Re: Trying to write the KMeans Clustering Using "Apache Mahout Samsara"

2017-03-31 Thread Dmitriy Lyubimov
here is the outline. For details of APIs, please refer to samsara manual
[2], i will not be be repeating it.

Assume your training data input is m x n matrix A. For simplicity let's
assume it's a DRM with int row keys, i.e., DrmLike[Int].

Initialization:

First, classic k-means starts by selecting initial clusters, by sampling
them out. You can do that by using sampling api [1], thus forming a k x n
in-memory matrix C (current centroids). C is therefore of Mahout's Matrix
type.

You the proceed by alternating between cluster assignments and recompupting
centroid matrix C till convergence based on some test or simply limited by
epoch count budget, your choice.

Cluster assignments: here, we go over current generation of A and recompute
centroid indexes for each row in A. Once we recompute index, we put it into
the row key . You can do that by assigning centroid indices to keys of A
using operator mapblock() (details in [2], [3], [4]). You also need to
broadcast C in order to be able to access it in efficient manner inside
mapblock() closure. Examples of that are plenty given in [2]. Essentially,
in mapblock, you'd reform the row keys to reflect cluster index in C. while
going over A, you'd have a "nearest neighbor" problem to solve for the row
of A and centroids C. This is the bulk of computation really, and there are
a few tricks there that can speed this step up in both exact and
approximate manner, but you can start with a naive search.

Centroid recomputation:
once you assigned centroids to the keys of marix A, you'd want to do an
aggregating transpose of A to compute essentially average of row A grouped
by the centroid key. The trick is to do a computation of (1|A)' which will
results in a matrix of the shape (Counts/sums of cluster rows). This is the
part i find difficult to explain without a latex graphics.
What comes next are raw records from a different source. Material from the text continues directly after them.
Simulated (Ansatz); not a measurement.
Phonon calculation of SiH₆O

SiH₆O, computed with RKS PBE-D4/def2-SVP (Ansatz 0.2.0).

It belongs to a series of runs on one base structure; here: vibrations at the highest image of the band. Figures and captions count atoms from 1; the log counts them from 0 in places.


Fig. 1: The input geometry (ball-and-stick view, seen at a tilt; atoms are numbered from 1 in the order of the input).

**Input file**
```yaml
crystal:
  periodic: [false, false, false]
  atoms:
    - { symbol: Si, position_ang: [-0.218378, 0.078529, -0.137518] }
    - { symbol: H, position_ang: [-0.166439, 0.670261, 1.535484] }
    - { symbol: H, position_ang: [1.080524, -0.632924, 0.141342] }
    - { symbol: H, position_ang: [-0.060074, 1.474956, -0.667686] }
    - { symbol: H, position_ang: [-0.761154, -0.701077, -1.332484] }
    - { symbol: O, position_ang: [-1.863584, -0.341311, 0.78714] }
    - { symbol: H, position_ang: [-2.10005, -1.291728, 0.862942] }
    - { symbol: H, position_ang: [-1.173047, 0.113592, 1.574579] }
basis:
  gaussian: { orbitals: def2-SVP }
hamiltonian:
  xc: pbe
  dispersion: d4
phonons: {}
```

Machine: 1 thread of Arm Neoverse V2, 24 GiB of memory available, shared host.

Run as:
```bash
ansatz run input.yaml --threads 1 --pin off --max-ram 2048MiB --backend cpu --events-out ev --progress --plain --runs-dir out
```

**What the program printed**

In Samsara, construction of (1|A)' corresponds to DRM expression

(1 cbind A).t (again, see [2]).

So when you compute, say,

B = (1 | A)',

then B is (n+1) x k, so each column contains a vector corresponding to a
cluster 1..k. In such column, the first element would be # of points in the
cluster, and the rest of it would correspond to sum of all points. So in
order to arrive to an updated matrix C, we need to collect B into memory,
and slice out counters (first row) from the rest of it.

So, to compute C:

C <- B (2:,:) each row divided by B(1,:)

(watch out for empty clusters with 0 elements, this will cause lack of
convergence and NaNs in the newly computed C).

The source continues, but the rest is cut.